Anger management
Nine Inch Nails frontman Trent Reznor hammers down the angst and ferocity as the band return to the stage

Trent Reznor was not happy. Sitting ramrod straight, dressed in a black T-shirt and black shorts, he was staring with grim concentration as his band, Nine Inch Nails, worked through their set in a full-scale production rehearsal at the Los Angeles Sports Arena.
Smoke, strobe lights and video screens on wheels restlessly reconfigured themselves as the band performed, without Reznor's lead vocals and instruments. Through song after song, his glare and scowl barely wavered; he'd look away only to tap notes into his laptop. After the band had run through the full set, he convened the musicians and technicians in a backroom, well away from a visiting journalist. "I don't like having to yell at people," he says the next day. "But I was letting them know the severity of the situation."
My incentive originally for making music was just a way to cathartically get this out
A lot had to shape up, and very soon. In the course of a day-long tech rehearsal, some of it would. Powerful stage lights would no longer wash out video screens; the speed and density of interactive displays featuring cascades of virtual particles would be adjusted; the "chaos" and "turbulence" Reznor and his art director, Rob Sheridan, wanted to arise in each song would be calibrated to their specifications.
In 10 days, Nine Inch Nails would be on tour for the first time since 2009, when Reznor had his band "disappear for a while", as he wrote on their website. And he was preparing for the release of Hesitation Marks, a new album that sounds radically different from the guitar-driven blasts of aggression the band released before the hiatus, on September 3.

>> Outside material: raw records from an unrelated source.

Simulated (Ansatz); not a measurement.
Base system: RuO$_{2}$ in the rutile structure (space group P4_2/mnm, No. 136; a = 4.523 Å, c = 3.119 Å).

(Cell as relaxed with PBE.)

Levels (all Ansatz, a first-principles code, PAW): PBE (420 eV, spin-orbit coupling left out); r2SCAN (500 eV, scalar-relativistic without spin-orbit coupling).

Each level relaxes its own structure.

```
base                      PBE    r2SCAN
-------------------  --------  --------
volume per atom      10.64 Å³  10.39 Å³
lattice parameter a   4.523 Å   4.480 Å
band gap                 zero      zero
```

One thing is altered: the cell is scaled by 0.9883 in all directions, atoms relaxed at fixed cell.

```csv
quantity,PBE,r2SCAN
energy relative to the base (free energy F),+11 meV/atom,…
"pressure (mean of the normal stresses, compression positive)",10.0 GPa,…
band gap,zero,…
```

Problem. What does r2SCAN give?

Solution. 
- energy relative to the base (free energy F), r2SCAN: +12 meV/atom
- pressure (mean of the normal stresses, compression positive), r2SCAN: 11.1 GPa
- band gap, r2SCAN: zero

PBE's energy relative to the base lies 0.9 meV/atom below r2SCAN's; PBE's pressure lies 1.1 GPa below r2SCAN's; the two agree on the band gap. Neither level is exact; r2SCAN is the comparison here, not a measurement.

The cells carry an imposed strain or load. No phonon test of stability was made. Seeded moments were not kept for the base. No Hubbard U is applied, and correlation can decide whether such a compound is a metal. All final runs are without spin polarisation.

Hesitation Marks - the term for the self-inflicted wounds of people contemplating suicide - veers towards the electronic and the pointillistic, and it reveals its anxieties and longings more subtly than much of the Nine Inch Nails catalogue. It looks back, from a distance of two decades, on The Downward Spiral, Reznor's 1994 masterpiece that contemplated self-destruction and suicide during a period of personal and career turmoil; it became Nine Inch Nails' musical and commercial breakthrough. It also, in the long run, will test how fans respond to a more grown-up Nine Inch Nails.
"I'm proud of it," Reznor says. "What fear I had - of 'What does Nine Inch Nails have to say in 2013?' - this is it. I don't feel like it's trying to force something into the wrong container."